Municipalities fund water and sewer infrastructure projects through a combination of local capital improvement budgets, utility rate revenue, bond financing, and federal or state funding programs. Common funding sources include the Clean Water and Drinking Water State Revolving Funds (SRF), FEMA hazard mitigation grants, and USDA Rural Development water and waste disposal programs. Aligning procurement timing with funding cycles early in the planning process helps avoid missed funding windows and approval delays.
Alternatives to issuing a traditional RFP for an infrastructure project include cooperative purchasing agreements, piggybacking on a competitively awarded contract from another agency, sole-source procurement when only one solution meets the technical requirements, and pilot programs or phased implementations. These pathways can shorten procurement timelines from months to weeks while still maintaining compliance, transparency, and public trust.
A cooperative purchasing agreement is a contract that has already been competitively bid by a cooperative purchasing organization on behalf of multiple public entities. Once awarded, eligible utilities, municipalities, and government agencies can use the contract without issuing their own RFP. Benefits include pre-vetted vendors, competitive pricing, and significantly reduced procurement timelines, which is why cooperative contracts are commonly used for sewer, stormwater, and water infrastructure projects.
Piggybacking in public procurement is when an organization leverages a contract that was competitively awarded by another public entity, provided the original contract language permits it. This approach avoids duplicating procurement effort, maintains compliance, and uses proven contract terms. Piggybacking is particularly effective when similar utilities or municipalities face comparable infrastructure challenges and need to move quickly without restarting the procurement process from scratch.
Sole-source procurement is appropriate when a project requires capabilities that only one solution can reasonably meet, typically due to tight integration with existing systems (such as GIS platforms, asset management systems, or established inspection workflows) or specialized technical functionality that alternatives cannot provide without significant customization or risk. Sole-source is not a shortcut around procurement requirements. It must be based on clearly documented technical and operational requirements, the reasons alternatives cannot meet those requirements, and the risks of choosing a non-compliant option.

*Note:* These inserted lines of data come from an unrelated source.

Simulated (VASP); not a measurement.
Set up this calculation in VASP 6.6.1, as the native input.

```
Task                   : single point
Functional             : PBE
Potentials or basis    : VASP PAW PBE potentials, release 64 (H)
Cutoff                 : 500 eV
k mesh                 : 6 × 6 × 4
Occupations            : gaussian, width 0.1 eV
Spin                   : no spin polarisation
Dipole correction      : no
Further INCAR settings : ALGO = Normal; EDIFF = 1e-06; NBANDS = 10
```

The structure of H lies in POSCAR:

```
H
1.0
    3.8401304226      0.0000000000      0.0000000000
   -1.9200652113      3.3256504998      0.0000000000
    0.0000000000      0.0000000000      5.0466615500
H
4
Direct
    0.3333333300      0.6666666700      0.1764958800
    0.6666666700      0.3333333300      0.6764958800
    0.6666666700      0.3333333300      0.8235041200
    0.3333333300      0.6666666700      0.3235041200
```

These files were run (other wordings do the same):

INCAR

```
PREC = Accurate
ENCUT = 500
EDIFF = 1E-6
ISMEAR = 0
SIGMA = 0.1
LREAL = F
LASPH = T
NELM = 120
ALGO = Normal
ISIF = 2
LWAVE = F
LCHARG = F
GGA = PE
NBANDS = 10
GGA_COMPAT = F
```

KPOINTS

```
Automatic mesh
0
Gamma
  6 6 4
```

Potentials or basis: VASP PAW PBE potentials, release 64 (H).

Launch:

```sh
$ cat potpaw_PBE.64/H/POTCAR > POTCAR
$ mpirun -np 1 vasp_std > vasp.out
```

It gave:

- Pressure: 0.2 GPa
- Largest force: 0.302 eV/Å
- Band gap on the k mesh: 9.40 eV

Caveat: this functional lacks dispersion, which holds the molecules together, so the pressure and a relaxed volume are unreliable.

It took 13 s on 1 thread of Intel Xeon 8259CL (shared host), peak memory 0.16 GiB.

A defensible sole-source justification includes three components: a detailed description of the project's specific technical and operational requirements, a clear explanation of why alternative solutions cannot meet those requirements, and a summary of the risks associated with choosing a non-compliant option. This documentation demonstrates that the procurement decision is based on objective criteria rather than vendor preference, supports internal review, and helps the decision withstand audit or external scrutiny. ITpipes can support you in this process.
A pilot program in infrastructure procurement is a smaller-scale, time-limited deployment of a solution used to evaluate performance before committing to a full implementation. Pilot programs and phased implementations reduce risk, support internal approvals by providing real-world performance data, and strengthen future procurement and funding requests. They are especially useful for technology purchases such as pipe inspection software, where utilities want to validate fit before larger capital outlay. We have a number of clients on pilot programs to support future justification and provide proven results.
Federal and state funding programs available for sewer and stormwater infrastructure include the Clean Water State Revolving Fund (CWSRF), the Drinking Water State Revolving Fund (DWSRF), FEMA grants such as the Building Resilient Infrastructure and Communities (BRIC) program and Hazard Mitigation Grant Program, and USDA Rural Development Water and Waste Disposal Loan and Grant programs. Each program has its own eligibility criteria, application timelines, and procurement requirements, which is why aligning funding planning with procurement strategy early in the process is critical.
To align procurement with infrastructure funding timelines, start by mapping each funding source's application window, approval timeline, and eligibility requirements before selecting a procurement pathway. Match the chosen procurement method (RFP, cooperative purchasing, piggybacking, sole-source, or pilot program) to the funding deadline so that contracts can be awarded within the funding cycle. Aligning these timelines early helps utilities avoid missed funding cycles, reduces approval delays, and improves overall project outcomes.
Infrastructure projects often get delayed before implementation because organizations default to a traditional RFP even when faster, compliant alternatives are available. Common contributors to delays include lengthy RFP drafting and review cycles, extended evaluation periods, and prolonged contract negotiations. Understanding when an RFP is legally required versus when other procurement pathways (cooperative purchasing, piggybacking, sole-source, or pilot programs) can be used is one of the most effective ways for sewer, stormwater, and water utilities to reduce delays without sacrificing compliance.